Baker’s total compensation amounted to $54,847,131, bolstered by a $37,247,123 share-based award. Walker made $26,436,899, and Creel brought home $20,105,600.

Meanwhile, the average worker saw their pay jump by 2.1 per cent to $50,759 in 2017, from $49,738 the previous year. The bump dwarfed the dismal 0.5 per cent increase in 2016, but Macdonald notes the increase was surprisingly low given the current tightness in the labour market.

“This supposedly more competitive job market is not yielding markedly higher average wages, and ordinary workers aren’t gaining on CEOs,” he wrote. “The CEO-to-average-worker pay gap has been a consistent reminder that there is immense wealth circulating through the economy — it’s simply not making its way into the hands of the average worker.”

Unlike average workers, the overwhelming bulk of executive compensation comes in the form of bonuses, not wages. The Canadian Centre for Policy Alternatives said 77 per cent of total pay for the richest CEOs was “variable pay,” defined as “bonuses including cash, stock and options to buy stock.”

One third of CEO pay was found to be bonus cash tied to the company’s stock price. Hudson’s Bay shares tumbled 14.48 per cent in 2017. Magna and CP Rail both surged 27.92 per cent and 20.84 per cent, respectively.

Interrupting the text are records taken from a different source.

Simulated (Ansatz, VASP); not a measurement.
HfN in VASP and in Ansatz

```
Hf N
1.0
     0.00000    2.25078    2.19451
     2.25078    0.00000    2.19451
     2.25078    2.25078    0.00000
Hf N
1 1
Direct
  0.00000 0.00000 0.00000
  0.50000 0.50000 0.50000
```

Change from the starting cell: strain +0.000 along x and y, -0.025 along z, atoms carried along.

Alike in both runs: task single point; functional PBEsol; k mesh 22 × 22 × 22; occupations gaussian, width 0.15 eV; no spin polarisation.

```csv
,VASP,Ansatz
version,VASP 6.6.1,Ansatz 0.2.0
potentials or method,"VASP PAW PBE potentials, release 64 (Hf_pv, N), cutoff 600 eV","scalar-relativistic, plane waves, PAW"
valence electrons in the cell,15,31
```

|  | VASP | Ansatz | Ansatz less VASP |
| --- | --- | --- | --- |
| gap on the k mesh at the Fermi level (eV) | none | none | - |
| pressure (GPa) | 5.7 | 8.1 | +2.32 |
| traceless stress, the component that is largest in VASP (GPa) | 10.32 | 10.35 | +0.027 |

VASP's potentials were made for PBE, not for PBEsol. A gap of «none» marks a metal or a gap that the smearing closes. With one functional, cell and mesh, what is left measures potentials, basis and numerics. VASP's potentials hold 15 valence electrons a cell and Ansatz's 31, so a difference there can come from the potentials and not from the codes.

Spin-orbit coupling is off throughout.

Macdonald noted that stock-options were back in vogue in 2017 after falling out of favour since 2014. It’s a trend he said could be due to the Liberal government’s 2015 campaign promise to examine related tax policy.

“That proposal has lost steam and no substantive action has been taken on it since the election,” Macdonald wrote. “With their preferential tax treatment now firmly set in place, the popularity of stock options among CEOs seems to have returned — they climbed from
15 per cent to 25 per cent of CEO pay between 2016 and 2017.”

Macdonald warns that while bonus-heavy pay tied to stock performance is meant to keep executives accountable to shareholders, it may also see long-term growth priorities sacrificed to fuel short-term gains.

“With Canadian stocks now held on average for less than a year, linking CEO pay to shareholders’ interests could easily be destructive to a company’s long-term interests amidst such high stock turnover,” he wrote. “There is a strong incentive to forego long-term investments that may depress present-day profits in favour of short-term decisions, like underinvestment, that will boost current profits and stock prices.”